This repository was born out questioning which would be faster:
let locked = some_async_mutex.lock().await;
or
let locked = if let Ok(locked) = some_async_mutex.try_lock() {
locked
} else {
some_async_mutex.lock().await
};
These results do not test every situation that locks can find themselves in. Always benchmark your own code rather than relying solelyh on third party benchmarks.
async-lock
wins in these benchmarks in all categories. However, this is almost certainly due to a difference in fairness aglorithms between the different implementations.
tl;dr: It's, in-general, faster to try_lock() first.
Here's two summary graphs that try to show the relative differences:
Note: the vertical axis is plotted on a logarithmic scale. This choice was made to make the relative differences at each datapoint more visible. Full Criterion report available here.
What's interesting to note is that at almost every measured datapoint, the "try-first" approach beats just calling the async locking function first. And, even when it doesn't, the difference is negligable.
Each of the benchmarks that simulate contention spawn a background async task that cycles through a list of locks locking them one by one in an infinite loop. The criterion benchmark function repeatedly acquires the first lock in the list.
For a 50% contention simulation, the background task cycles through 2 locks. For a 1% contention simulation, the background task cycles through 100 locks.
In BonsaiDb's server implementation, there is a structure ConnectedClient
that stores the active connection state for each remote client. Internally, it granularly locks several pieces of data using async-aware locks.
These locks are generally acquired for very short periods of time, but they technically can have contention -- clients can have more than one request processed in parallel. However, in all practical purposes, they are very low-contention locks given how short the locks are held.

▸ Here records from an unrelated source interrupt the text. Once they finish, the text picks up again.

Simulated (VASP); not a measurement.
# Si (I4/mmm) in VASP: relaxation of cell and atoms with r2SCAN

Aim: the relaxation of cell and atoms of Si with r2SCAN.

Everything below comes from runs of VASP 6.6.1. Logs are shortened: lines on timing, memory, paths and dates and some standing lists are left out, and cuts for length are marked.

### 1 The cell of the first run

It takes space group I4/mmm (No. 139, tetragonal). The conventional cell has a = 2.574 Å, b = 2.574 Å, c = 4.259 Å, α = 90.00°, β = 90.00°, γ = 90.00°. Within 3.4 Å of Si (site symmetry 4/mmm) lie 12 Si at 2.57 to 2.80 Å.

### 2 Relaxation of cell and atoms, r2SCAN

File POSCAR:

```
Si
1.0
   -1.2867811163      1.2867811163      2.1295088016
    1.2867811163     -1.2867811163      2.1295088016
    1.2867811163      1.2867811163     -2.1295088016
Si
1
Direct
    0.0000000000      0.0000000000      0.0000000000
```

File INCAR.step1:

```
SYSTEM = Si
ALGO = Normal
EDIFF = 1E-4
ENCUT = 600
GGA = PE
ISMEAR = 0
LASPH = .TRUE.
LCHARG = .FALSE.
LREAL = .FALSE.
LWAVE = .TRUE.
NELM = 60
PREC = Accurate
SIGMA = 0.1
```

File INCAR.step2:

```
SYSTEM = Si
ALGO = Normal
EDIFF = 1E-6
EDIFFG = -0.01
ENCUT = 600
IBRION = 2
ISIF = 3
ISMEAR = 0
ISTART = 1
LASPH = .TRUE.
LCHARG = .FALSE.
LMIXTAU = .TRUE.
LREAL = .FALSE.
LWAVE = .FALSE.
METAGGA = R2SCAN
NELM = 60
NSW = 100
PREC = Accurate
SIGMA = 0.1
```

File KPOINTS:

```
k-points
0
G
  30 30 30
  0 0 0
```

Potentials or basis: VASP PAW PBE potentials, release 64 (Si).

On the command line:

Many people suggest switching to parking_lot
or std::sync
for the highest performance, but those lock types do not play well with async executors. If you have any contention on those locks, they will pause the thread, blocking all other async tasks pending on that thread.
When developing Nebari, I started it as an async-native implementation, but I noticed that the overhead of an async function was noticable in benchmarks when compared to the same code written as a macro and inlined. This was despite all attempts to get the function to inline automatically with optimizations.
With that memory in mind, I hypothesized that calling the non-async function try_lock()
and then falling back on lock().await
could potentially be faster in low-contention situations. I did not expect to find that it is almost always faster in all situations.
The benchmarks were run on a machine running Manjaro Linux 5.12.19-1 with a AMD Ryzen 7 3800X on Rust version 1.56.1.